Null hypothesis:The mean age of passenger cars is equal to the mean age of taxis.

\({H_0}\):\({\mu _1} = {\mu _2}\).

Alternative Hypothesis:The mean age of passenger cars is greater than the mean age of taxis.

\({H_1}\):\({\mu _1} > {\mu _2}\).

The mean age of cars is equal to:

\(\begin{array}{c}{{\bar x}_1} = \frac{{\sum\limits_{i = 1}^{{n_1}} {{x_i}} }}{{{n_1}}}\\ = \frac{{4 + 0 + ..... + 8}}{{27}}\\ = 5.56\end{array}\)

Therefore, the mean age of cars is equal to 5.56 years.

The mean age of taxis is computed below:

\(\begin{array}{c}{{\bar x}_2} = \frac{{\sum\limits_{i = 1}^{{n_2}} {{x_i}} }}{{{n_2}}}\\ = \frac{{8 + 8 + .... + 4}}{{20}}\\ = 5.85\end{array}\)

Therefore, the mean age of taxis is equal to 5.85 years.

The standard deviation of the ages of cars is computed as follows:

\(\begin{array}{c}{s_1} = \sqrt {\frac{{\sum\limits_{i = 1}^{{n_1}} {{{({x_i} - {{\bar x}_1})}^2}} }}{{{n_1} - 1}}} \\ = \sqrt {\frac{{{{\left( {4 - 5.56} \right)}^2} + {{\left( {0 - 5.56} \right)}^2} + .... + {{\left( {8 - 5.56} \right)}^2}}}{{27 - 1}}} \\ = 3.88\end{array}\)

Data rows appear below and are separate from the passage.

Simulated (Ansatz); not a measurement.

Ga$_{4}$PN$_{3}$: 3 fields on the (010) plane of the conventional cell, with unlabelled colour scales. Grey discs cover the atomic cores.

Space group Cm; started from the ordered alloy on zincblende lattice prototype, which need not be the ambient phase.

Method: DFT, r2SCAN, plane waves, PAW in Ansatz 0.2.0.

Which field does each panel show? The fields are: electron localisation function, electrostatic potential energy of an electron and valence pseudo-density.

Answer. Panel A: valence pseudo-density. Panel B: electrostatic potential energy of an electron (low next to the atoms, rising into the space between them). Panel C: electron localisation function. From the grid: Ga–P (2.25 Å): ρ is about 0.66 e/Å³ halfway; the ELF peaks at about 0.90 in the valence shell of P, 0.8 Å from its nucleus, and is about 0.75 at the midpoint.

Therefore, the standard deviation of the ages of cars is equal to 3.88 years.

The standard deviation for the ages of taxis is computed as follows:

\(\begin{array}{c}{s_2} = \sqrt {\frac{{\sum\limits_{i = 1}^{{n_2}} {{{({x_i} - {{\bar x}_2})}^2}} }}{{{n_2} - 1}}} \\ = \sqrt {\frac{{{{\left( {8 - 5.85} \right)}^2} + {{\left( {8 - 5.85} \right)}^2} + .... + {{\left( {4 - 5.85} \right)}^2}}}{{20 - 1}}} \\ = 2.83\end{array}\)

Therefore, the standard deviation of the ages of taxis is equal to 2.83.

Under null hypothesis,\({\mu _1} - {\mu _2} = 0\).

The test statistic is equal to:

\(\begin{array}{c}t = \frac{{\left( {{{\bar x}_1} - {{\bar x}_2}} \right) - \left( {{\mu _1} - {\mu _2}} \right)}}{{\sqrt {\frac{{s_1^2}}{{{n_1}}} + \frac{{s_2^2}}{{{n_2}}}} }}\\ = \frac{{\left( {5.56 - 5.85} \right) - \left( 0 \right)}}{{\sqrt {\frac{{{{\left( {3.88} \right)}^2}}}{{27}} + \frac{{{{\left( {2.83} \right)}^2}}}{{20}}} }}\\ = - 0.301\end{array}\)

The value of the test statistic is -0.301.

Degrees of freedom: The smaller of the two values\(\left( {{n_1} - 1} \right)\)and\(\left( {{n_2} - 1} \right)\)is considered as the degreesof freedom.

\(\begin{array}{c}\left( {{n_1} - 1} \right) = \left( {27 - 1} \right)\\ = 26\end{array}\)

\(\begin{array}{c}\left( {{n_2} - 1} \right) = \left( {20 - 1} \right)\\ = 19\end{array}\)

The value of the degrees of freedom is the minimum of (26,19) which is equal to19.

Now see the t-distribution table for the right-tailed test with 0.05 level of significance and for 19 degrees of freedom.

The critical value is equal to,\({t_{0.05,19}} = 1.729\). The corresponding p-value is equal to 0.6167.

The value of the test statistic is less than the critical value, and the p-value is greater than 0.05. Therefore, the null hypothesis is failed to reject.

There is not sufficient evidence to support the claim that the mean age of passenger cars is greater than the mean age of taxis.